Tuesday, May 17, 2011
One week since Zumba...but today is a new day. And, she played my favorite song! Argh. Life has been even more stressful than usual. My daughter is 4 or 5 essays away from graduating from High School...finals start today. My college son moved home...and is not sure what his grades will be from this semester. No health insurance, and although we applied last night for coverage from the state, my oldest will not be covered and my daughter won't be after her birthday. My husband is getting depressed about not landing any of the jobs he has gone for and is sleeping more during the day.
I am doing o.k., but it is hard having no "alone" time. My most humbling moment ever is when the neighbor brought over a box of food from the food bank. My facade of "we're making it" just crumbled. But we are. My business is going well, we have money in the bank to last at least until the end of this month, and we are all relatively healthy.

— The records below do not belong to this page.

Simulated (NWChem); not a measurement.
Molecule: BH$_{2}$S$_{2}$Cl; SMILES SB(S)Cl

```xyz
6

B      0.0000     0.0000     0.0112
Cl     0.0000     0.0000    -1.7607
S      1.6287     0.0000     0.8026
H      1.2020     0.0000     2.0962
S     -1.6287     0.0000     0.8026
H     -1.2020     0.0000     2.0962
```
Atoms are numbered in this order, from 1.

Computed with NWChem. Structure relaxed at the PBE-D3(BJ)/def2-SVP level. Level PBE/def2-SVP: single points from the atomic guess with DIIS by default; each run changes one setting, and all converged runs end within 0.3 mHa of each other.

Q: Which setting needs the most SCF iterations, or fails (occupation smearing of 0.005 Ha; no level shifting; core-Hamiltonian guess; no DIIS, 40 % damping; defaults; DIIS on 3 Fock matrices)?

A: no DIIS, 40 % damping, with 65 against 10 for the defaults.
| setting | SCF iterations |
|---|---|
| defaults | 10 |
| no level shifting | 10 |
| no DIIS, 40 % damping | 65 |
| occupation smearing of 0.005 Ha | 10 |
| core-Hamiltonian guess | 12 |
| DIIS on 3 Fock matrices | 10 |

Not making the best food choices and not exercising enough. I made tacos for dinner and just had a taco salad myself. It was really yummy. Went to bed at a decent hour and got a good night's sleep...woke up on my own. Woke up with the realization that I don't want to spend the rest of my life fat. So, somehow I am going to have to carve out "me" time and just head out and walk or bike or hit a Zumba class on my own. Cause no one will do it for me, and life is too short to live fat.
Sorry to vent...hope you all have a great day!